Inelastic Collision of a football tackle

[llauren84]

Homework Statement

In an American football game, a 90.0-kg fullback running east with a speed of 5.00 m/s is tackled by a 95.0-kg opponent running north with a speed of 3.00 m/s. (a) Explain why the successful tackle constitutes a perfectly inelastic collision. (b) Calculate the velocity of the players immediately after the tackle. (c) Determine the mechanical energy that disappears as a result of the collision. Account for the missing energy.

Homework Equations

m₁v₁=m₁+m₂*v₂
v₂= m₁/(m₁+m₂)*v₁

The Attempt at a Solution

(a) Because they are stuck together, it is a perfectly inelastic collision.

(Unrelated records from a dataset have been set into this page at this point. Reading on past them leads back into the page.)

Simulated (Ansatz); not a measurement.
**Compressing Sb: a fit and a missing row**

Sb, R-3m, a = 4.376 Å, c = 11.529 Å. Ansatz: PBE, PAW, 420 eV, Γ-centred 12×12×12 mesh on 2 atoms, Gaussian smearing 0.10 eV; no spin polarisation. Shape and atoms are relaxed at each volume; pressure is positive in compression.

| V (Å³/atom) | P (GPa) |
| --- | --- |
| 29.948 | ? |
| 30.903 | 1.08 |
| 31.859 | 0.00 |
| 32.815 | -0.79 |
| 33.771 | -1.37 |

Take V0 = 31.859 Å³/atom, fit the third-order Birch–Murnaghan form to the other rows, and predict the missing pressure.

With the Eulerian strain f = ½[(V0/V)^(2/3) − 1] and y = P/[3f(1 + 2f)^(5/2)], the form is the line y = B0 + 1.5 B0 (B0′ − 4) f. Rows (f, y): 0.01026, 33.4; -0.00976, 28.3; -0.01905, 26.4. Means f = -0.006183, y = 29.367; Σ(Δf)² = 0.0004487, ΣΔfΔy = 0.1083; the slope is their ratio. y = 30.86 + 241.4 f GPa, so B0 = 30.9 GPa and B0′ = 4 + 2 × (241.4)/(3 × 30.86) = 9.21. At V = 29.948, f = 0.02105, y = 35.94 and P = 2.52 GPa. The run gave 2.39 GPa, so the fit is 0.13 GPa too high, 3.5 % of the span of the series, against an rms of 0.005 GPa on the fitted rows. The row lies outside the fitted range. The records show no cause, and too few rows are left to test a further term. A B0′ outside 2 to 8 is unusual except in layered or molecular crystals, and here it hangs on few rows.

(b)Theta= 40degrees = tan^-1(3/5)
m₁=90.0kg
m₂=95.0kg
v₁=(5.00i+3.00j)m/s= $$\sqrt{5.00^2+3.00^2}$$m/s= 5.83m/s

v₂= m₁/(m₁+m₂)*v₁
=(90kg/185kg)*5.83 m/s =2.84 m/s
v_2x= 2.84*sin40degrees=1.82i
v_2y= 2.84*cos40degrees=2.16j
So, the vector for the velocity after impact is (1.82i+2.16j)m/s

(c)w=$$\Delta$$K=(1/2)m*$$\Delta$$v²
w=(1/2)(m₁+m₂)(v₂²-v₁²)
w=-2.405kJ
This is the heat generated from the collision.

I really worked out the problem, but I don't know if it's correct. Please check it for me. Thanks.

 

[rl.bhat]

(b)Theta= 40degrees = tan-1(3/5)
m1=90.0kg
m2=95.0kg
v1=(5.00i+3.00j)m/s= LaTeX Code: \\sqrt{5.00^2+3.00^2} m/s= 5.83m/s
This is not correct.
Find the initial momentum of each player and find the resultant momentum of the tackled players.

 

[LowlyPion]

In an American football game, a 90.0-kg fullback running east with a speed of 5.00 m/s is tackled by a 95.0-kg opponent running north with a speed of 3.00 m/s. (a) Explain why the successful tackle constitutes a perfectly inelastic collision. (b) Calculate the velocity of the players immediately after the tackle. (c) Determine the mechanical energy that disappears as a result of the collision. Account for the missing energy.

Homework Equations

m₁v₁=m₁+m₂*v₂
v₂= m₁/(m₁+m₂)*v₁

Your equations don't accurately reflect the collision. You are dealing with 2 dimensions here. Perhaps if you separate out the components and deal with them independently it will become clearer?

For instance can treat them in x as though one was stationary. And again in y as though the other is stationary, yielding your 2 velocities, and then you can use Pythagoras to determine the resultant from the x,y as you were attempting.

 

[llauren84]

So part a and c are correct?

 

[LowlyPion]

So part a and c are correct?

A is ok. Perhaps you should correct b to determine whether c is?

 

[llauren84]

Right.

So, I googled the Inelastic Collision to get the formulas.

 

[llauren84]

Part B:

m₁v_1i+m₂v_2i=(m₁+m₂)v_f
vf=[m₁v_1i+m₂v_2i/(m₁+m₂)
I did the x direction and then the y direction:
v_fx=1.56m/s
v_fy=1.86m/s
Used pythagorean theroum.
v_f=2.43m/s
tan^-1(v_fy/v_fx)=50.0degrees
So, it is 50 degrees from east.

For part C:

w=1/2 m₁+m₂ (v_f²-v_i²)
w=(1/2)(185kg)(2.43²-5.83²)m²/s²
w=-2.60kJ

Is this correct? Do I need to break the work into components too? I am so confused.

 

[LowlyPion]

Part B:

m₁v_1i+m₂v_2i=(m₁+m₂)v_f
vf=[m₁v_1i+m₂v_2i/(m₁+m₂)
I did the x direction and then the y direction:
v_fx=1.56m/s
v_fy=1.86m/s
Used pythagorean theroum.
v_f=2.43m/s
tan^-1(v_fy/v_fx)=50.0degrees
So, it is 50 degrees from east.

For part C:

w=1/2 m₁+m₂ (v_f²-v_i²)
w=(1/2)(185kg)(2.43²-5.83²)m²/s²
w=-2.60kJ

Is this correct? Do I need to break the work into components too? I am so confused.

You may be confused, but it looks OK.

 

[llauren84]

Thanks so much.